Top Global Property/Casualty Insurers Show Strong Premium Growth
Global P&C Insurers: Strong Growth Meets Structural Headwinds in 2024
A booming premium year
The recent data from S&P Global Market Intelligence (S&P GMI) show a remarkably robust year for the global property/casualty (P/C) insurance sector. The top 50 global P/C insurers posted aggregate premium growth of 8.3 % in 2024. Even more striking: four insurers grew premiums by more than 20 %.
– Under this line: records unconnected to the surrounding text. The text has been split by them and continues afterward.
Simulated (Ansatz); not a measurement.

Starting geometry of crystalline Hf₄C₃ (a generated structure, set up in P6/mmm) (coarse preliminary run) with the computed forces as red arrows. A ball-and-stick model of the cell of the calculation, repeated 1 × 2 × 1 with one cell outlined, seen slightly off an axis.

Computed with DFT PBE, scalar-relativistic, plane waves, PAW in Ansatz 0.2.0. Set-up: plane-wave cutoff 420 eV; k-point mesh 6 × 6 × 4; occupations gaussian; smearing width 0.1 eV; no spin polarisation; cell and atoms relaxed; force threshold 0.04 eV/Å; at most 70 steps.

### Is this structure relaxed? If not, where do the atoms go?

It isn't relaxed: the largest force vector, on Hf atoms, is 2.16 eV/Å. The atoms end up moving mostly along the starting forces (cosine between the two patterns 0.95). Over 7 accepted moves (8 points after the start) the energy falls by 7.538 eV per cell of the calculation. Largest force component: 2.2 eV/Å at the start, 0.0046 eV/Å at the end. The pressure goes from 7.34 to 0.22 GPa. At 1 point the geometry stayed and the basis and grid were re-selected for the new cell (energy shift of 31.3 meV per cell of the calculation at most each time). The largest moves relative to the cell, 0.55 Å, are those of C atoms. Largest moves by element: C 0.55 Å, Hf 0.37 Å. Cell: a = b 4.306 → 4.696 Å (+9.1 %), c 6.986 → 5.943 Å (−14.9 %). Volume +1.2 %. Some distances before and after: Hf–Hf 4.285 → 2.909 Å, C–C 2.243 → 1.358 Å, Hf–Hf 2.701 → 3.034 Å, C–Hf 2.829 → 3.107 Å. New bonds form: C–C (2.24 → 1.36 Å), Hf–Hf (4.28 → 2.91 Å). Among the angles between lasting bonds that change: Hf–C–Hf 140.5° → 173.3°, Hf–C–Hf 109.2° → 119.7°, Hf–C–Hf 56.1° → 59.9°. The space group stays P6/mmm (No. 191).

That kind of expansion stands out in a world where inflation, supply-chain pressures and natural-catastrophe exposures are all pushing costs higher and making rate adequacy harder.
Stand-out performers
Among the top performers, U.S.-based The Progressive Corporation jumped into the global top five, with a gross earned-premium increase of 20.5 % to more than US$72 billion—moving it ahead of both Lloyd’s of London and China’s People’s Insurance Co. (Group) Ltd. (PICC). Others with > 20 % growth included Bermuda-based RenaissanceRe Holdings Ltd. (which debuted on the top 50 list), Auto‑Owners Insurance Group and Arch Capital Group. Arch and Progressive also made strong showings on the U.S. performance rankings for underwriting and financial health.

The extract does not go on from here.